If not now, then when?
Tuesday, January 4, 2011 12:13 AM
I think too much sometimes. Way too much... Someone was telling me some stuff and telling me about her life experiences. It was more like how we will see things different as we age slowly or quickly. We may seem to think that 20,30,40,50,60,70 may still be a long way across. I know that it will pass quickly, but not that quickly as i have expected. I dont think that i am ready to handle what is going to be thrown at me. Studies, Jobs, Relationships, responsibilty. They either seem like some form of fairytale of perhaps unreachable. I've never thought that far before. Calcalations. Something essential and that we shouldnt idealise too much.
I hope i make the right decisions as time passes.

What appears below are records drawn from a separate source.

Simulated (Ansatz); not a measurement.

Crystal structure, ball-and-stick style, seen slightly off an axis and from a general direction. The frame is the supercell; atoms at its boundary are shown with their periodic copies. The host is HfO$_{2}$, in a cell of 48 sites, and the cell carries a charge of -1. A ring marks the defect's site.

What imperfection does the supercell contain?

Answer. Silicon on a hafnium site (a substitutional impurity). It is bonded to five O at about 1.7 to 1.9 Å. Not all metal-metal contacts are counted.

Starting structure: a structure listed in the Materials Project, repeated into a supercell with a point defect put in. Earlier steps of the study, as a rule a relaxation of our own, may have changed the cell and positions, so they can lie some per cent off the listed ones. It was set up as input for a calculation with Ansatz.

The world doesnt really just rotate around me only, like i would had idealised. A prince charming with his castle saving his juliet. These aint reality. What reality is that everyone is dreaming of this non exsistent reality and i am not the only one. I am not as unique as i had thought. The problems i face arent limited to me only. They hit everyone and anyone. Its like awakening in the move 'matix' when you suddenly wake up and realise that you are not a unique individual but a product. Like a chess piece who is able to chart is own route, but still limited to a great extent. Notice the number of times i have used the word ' I" in this post, this is what actually worries me.
Maybe im taking a pessimistic point of view of the life around us. But perhaps my life is still alot better when compared to many others. I still have the chance in excell in life, no disabilities, and good relationships with people. Compared to some counterparts, i am already tonnes better than them.